Imagine you have three to five friends you could trust completely with your identity and your life’s savings. Maybe you do. These friends shouldn’t know each other, or if they do, they must be more loyal to you than they are to each other. You still have that? Now, imagine a world in which none of those friends lose their phones, accidentally delete important apps, travel to places where they’re out of reach for a few days, or, eventually, die.
That is the world in which HTC’s new blockchain phone, the HTC Exodus, makes sense.
The idea behind the HTC Exodus, HTC’s “decentralized chief officer” Phil Chen told Wired, is to give users ownership over their “identities and data” and offer them a safe place to stash their cryptocurrency—a hardware wallet instead of the software ones most cryptocurrency holders use. Currently, the majority of us turn over the keys to our personal information to companies like Facebook, Apple, or Google. Our money lives in centralized banks, or maybe our cryptocurrency lives in the centralized Coinbase. If we were the sole owners of the safeguards to all these things, we wouldn’t have to rely on those centralized and often morally problematic third parties. Plus, Chen told Wired, “Centralized honeypots are continually hacked.”

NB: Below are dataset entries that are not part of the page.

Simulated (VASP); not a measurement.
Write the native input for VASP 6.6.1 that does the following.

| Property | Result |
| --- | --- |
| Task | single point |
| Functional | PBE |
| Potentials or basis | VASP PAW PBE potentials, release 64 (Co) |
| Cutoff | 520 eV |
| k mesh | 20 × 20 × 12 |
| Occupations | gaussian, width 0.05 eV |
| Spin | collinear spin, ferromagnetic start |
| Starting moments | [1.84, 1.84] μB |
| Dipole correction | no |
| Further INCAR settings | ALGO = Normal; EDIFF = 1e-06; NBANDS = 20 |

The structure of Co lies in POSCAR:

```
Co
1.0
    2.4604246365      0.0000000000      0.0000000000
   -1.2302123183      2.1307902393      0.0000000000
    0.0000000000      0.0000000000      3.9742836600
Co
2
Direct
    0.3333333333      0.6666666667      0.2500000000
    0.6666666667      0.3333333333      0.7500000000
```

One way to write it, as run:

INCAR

The HTC Exodus instead plans to keep users’ keys in secure spaces separate from their phones’ operating systems, and if their phones get lost or stolen, users can essentially lock up those spaces. HTC is working with technology called TrustZone to accomplish this.
But this still leaves potential users with a big problem. If they’re the only ones who own their wallets and the keys to it, what happens if they forget how to access or lose both their wallet and keys?
If you own the HTC Exodus, you can always plan for this in advance by writing down all the information you’d need to access your wallet on separate, tiny pieces of paper, which you roll up and place in different lock boxes in different corners of your home—or maybe make holes in your walls and store the boxes there and then re-plaster and wallpaper your kitchen and basement so no one is the wiser. Then, you could create an intricate treasure map to your information using hints that only you would be able to decipher, like a more complicated version of the password-access questions people make to get into their bank accounts when they inevitably forget their login info.
Or, you can split that information between three to five trusted friends. This is HTC’s current and only suggested solution—and there are a few minor holes in it.
When dividing your key between those friends, you’re ensuring that together they have all the information you’d need to access your identity, data, and cryptocurrency. Separately, they’re left in the dark. You’ll have to hope that those friends never attend the same party.
That shouldn’t be a problem if a) you don’t mention to any of the friends who the other partial keyholders are or even that they are, and/or b) those friends don’t know each other—have never met, may never meet, or if they did, would definitely hate each other too much to collaborate on stealing your cryptocurrency. Either that, or none of your friends are tech-savvy or creative enough to extrapolate what they could possibly do with the information you’ve provided (i.e., steal all your money). After all, even otherwise trustworthy people can go bankrupt and resort to desperate measures if they’re smart enough to figure out what those desperate measures could be.
Furthermore, people change all the time. Friends have falling outs, people who previously weren’t close come together under unexpected circumstances, and others overcome hatred in favor of scoring a big pile of money. Think of Reservoir Dogs. Mr. Pink, Blue, Blonde, Orange, Brown, and White weren’t friends. They didn’t even know each other’s names, and they still attempted to pull off a jewelry heist as a team. It didn’t go well, but that’s hardly the point.
What if your friends are more forgetful and irresponsible than you? What if they lose their phones, or delete the app they’d installed to help you safeguard your key? You heard that right: you have to get them to install an app—a hard sell for particular types of friends, like those who don’t trust technology or are older than 65. What if one of those friends travels to another country where they get their phone stolen? It just takes one. These “what if” scenarios could go on forever (for example, what if you don’t have any friends?), but we’ll leave the rest up to your imagination.
Chen admitted that “this is the 1.0 version” of the HTC Exodus. “There are other backup plans we’ve thought of,” he told Wired, “but they’re not part of the solution yet.”
In the meantime, if you’re thinking of buying the HTC Exodus 1.0, maybe it’s also time to consider making new friends.